From d82fb7d9e69426817d0ed81ef81040d9d3cef597 Mon Sep 17 00:00:00 2001
From: Triang3l <hwguy.siplus@gmail.com>
Date: Thu, 13 Sep 2018 14:43:07 +0300
Subject: [PATCH] [D3D12] DXBC getGradients and maxa clamp notes

---
 src/xenia/gpu/dxbc_shader_translator.cc | 116 +++++++++++++++++++++++-
 1 file changed, 112 insertions(+), 4 deletions(-)

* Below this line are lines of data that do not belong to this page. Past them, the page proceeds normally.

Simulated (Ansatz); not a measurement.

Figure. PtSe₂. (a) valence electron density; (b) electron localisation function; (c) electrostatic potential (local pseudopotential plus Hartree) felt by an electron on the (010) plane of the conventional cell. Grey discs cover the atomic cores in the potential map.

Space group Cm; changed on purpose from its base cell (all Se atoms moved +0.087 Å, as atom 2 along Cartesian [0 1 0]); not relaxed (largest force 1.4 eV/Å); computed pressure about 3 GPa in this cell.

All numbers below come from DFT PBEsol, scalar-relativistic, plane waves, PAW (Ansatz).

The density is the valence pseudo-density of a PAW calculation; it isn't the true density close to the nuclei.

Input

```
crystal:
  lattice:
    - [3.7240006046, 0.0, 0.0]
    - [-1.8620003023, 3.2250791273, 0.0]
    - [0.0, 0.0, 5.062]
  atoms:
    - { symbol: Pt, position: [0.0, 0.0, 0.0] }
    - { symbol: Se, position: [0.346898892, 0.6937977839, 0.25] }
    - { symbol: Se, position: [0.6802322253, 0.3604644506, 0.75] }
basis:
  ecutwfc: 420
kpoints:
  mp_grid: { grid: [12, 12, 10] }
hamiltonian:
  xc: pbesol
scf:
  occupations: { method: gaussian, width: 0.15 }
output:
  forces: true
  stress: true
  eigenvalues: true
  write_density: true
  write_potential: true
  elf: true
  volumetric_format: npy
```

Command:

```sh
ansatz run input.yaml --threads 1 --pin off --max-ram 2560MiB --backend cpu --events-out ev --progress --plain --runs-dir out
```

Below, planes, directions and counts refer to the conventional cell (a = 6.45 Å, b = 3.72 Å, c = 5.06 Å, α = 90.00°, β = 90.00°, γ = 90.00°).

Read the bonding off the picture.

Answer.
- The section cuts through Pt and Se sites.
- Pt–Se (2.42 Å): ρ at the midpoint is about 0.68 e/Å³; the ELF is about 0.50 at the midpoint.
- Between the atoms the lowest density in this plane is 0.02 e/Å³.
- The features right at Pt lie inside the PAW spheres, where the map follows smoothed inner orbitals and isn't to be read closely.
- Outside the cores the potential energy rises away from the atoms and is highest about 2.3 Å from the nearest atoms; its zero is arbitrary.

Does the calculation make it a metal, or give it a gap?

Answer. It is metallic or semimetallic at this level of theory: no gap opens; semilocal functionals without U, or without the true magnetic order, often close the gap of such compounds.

diff --git a/src/xenia/gpu/dxbc_shader_translator.cc b/src/xenia/gpu/dxbc_shader_translator.cc
index ba4e61dfd..ab6fe9a5f 100644
--- a/src/xenia/gpu/dxbc_shader_translator.cc
+++ b/src/xenia/gpu/dxbc_shader_translator.cc
@@ -4343,6 +4343,10 @@ void DxbcShaderTranslator::ProcessTextureFetchInstruction(
       }
 
       if (instr.opcode == FetchOpcode::kTextureFetch) {
+        // Will take sign values and exponent bias from the fetch constant.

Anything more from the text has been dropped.